0

Is there a way to get the list of embedded fonts in a PDF file using the PDFClown library? The aim is to check whether it is a scanned PDF of not, assuming it is a scanned document if it doesn't have embedded fonts.

Thanks in advance

  • Correct me if I am wrong, but even the PDFs that are not scanned may not embed any fonts. Are you sure this is a reliable method? You may have to look for the page-size images instead and distinguish from the backgrounds. – ajeh Sep 09 '16 at 14:07
  • You can simply query each `Page` for its `Resources` and them again for their `FontResources`. Furthermore you should recurse into the resources' `XObjectResources` and `PatternResources` which have their own `Resources`. This will tell you whether there are fonts *defined* (and probably embedded) for use on those pages. Whether they actually are *used* is a different question altogether. – mkl Sep 09 '16 at 14:08
  • Ajeh you're right. I've just found a way to list the fonts and at the same time found a scanned PDF file in my collection that actually contains embedded fonts, which I guess where embedded by default by the PDF tool used to create the file. I'm trying you're solution. – Not_A_SysAdmin Sep 09 '16 at 14:17

1 Answers1

0

UPDATE

I've just found out how to list embedded PDF fonts, even though it didn't help much with my problem. Here's a sample code.

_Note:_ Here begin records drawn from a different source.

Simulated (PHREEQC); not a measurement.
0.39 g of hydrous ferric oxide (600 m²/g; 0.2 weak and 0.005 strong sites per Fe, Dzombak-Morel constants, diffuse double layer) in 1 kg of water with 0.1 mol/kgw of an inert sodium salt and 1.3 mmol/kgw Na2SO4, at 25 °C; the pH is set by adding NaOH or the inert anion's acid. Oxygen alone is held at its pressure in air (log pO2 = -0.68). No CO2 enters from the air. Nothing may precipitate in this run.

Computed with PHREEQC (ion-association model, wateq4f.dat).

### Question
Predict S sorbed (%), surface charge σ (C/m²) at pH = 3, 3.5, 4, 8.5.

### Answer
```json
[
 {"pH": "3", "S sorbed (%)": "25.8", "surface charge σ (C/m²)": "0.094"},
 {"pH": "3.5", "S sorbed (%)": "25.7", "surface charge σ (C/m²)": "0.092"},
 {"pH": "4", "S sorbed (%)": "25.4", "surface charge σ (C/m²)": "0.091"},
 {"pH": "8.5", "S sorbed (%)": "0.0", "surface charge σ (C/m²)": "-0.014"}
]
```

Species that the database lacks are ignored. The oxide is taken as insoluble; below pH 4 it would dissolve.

    string pdffile = @"path\to\your\PDF\document.pdf";
    using (File pdf = new File(pdffile))
    {

        Document doc = pdf.Document;
        foreach (Page page in doc.Pages)
        {
            foreach (var a in page.Resources.Fonts.Keys)
            {
                Console.WriteLine(page.Resources.Fonts[a].Name);
            }

        }
    }